Unfortunately GCC doesn't give any warning even with `-Wall`

and
`-Wextra`

options, although there is an option called
`-Wconversion`

that makes GCC warn you of this kind of problems.
This small example demonstrates how important it is to test the code. Unfortunately it is rarely discussed in the context of OR. As Tim Hopper put it in his recent blog post:

Code testing was never mentioned in any of my classes in college, and I never hear operations researchers talk about it. Again, I have no doubt that the code behind much published work is full of mistakes. Operations researchers need good testing practices?

Returning to the question of derivatives, how do you actually test that the implementation is correct? One possibility is to use numerical differentiation. The simplest method is directly based on the definition of the derivative:

\( f'(x) \approx \frac{f(x + h) - f(x)}{h} \) for some small \(h\)

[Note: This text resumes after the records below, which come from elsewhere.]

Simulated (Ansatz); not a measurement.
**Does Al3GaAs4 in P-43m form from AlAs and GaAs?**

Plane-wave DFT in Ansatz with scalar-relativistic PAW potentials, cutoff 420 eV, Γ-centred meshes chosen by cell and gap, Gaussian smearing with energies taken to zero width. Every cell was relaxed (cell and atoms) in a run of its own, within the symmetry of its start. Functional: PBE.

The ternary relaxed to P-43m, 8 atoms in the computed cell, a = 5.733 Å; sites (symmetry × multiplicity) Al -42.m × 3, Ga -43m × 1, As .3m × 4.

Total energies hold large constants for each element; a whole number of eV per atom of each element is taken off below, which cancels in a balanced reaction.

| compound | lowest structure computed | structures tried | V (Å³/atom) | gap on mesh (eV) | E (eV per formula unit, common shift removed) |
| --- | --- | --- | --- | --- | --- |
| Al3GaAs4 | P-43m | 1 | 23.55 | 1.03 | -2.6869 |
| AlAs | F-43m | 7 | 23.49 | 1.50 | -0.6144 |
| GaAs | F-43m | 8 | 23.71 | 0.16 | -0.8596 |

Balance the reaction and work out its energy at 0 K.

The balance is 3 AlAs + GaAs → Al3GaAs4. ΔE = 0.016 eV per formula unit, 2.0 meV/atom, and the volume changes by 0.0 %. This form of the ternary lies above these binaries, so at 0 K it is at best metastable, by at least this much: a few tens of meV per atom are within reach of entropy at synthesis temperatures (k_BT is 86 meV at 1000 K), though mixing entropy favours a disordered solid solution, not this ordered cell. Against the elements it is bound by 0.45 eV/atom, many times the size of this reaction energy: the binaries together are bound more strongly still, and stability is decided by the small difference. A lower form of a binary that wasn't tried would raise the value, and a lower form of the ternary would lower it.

Although trivial to implement, this method suffers from several issues such as the difficulty of selecting \(h\) especially for \(x = 0\). So I used the Ridders' method described in the book Numerical Recipes in C: The Art of Scientific Computing. This methods starts from large \(h\) and successfully decreases it estimating error at each iteration.

Numerical differentiation proved to be very useful for testing. Although it took some time to implement the test infrastructure, it paid off by catching a number of bugs and corner cases. And now that the test infrastructure is in place, adding tests for new functions requires minimal amount of code.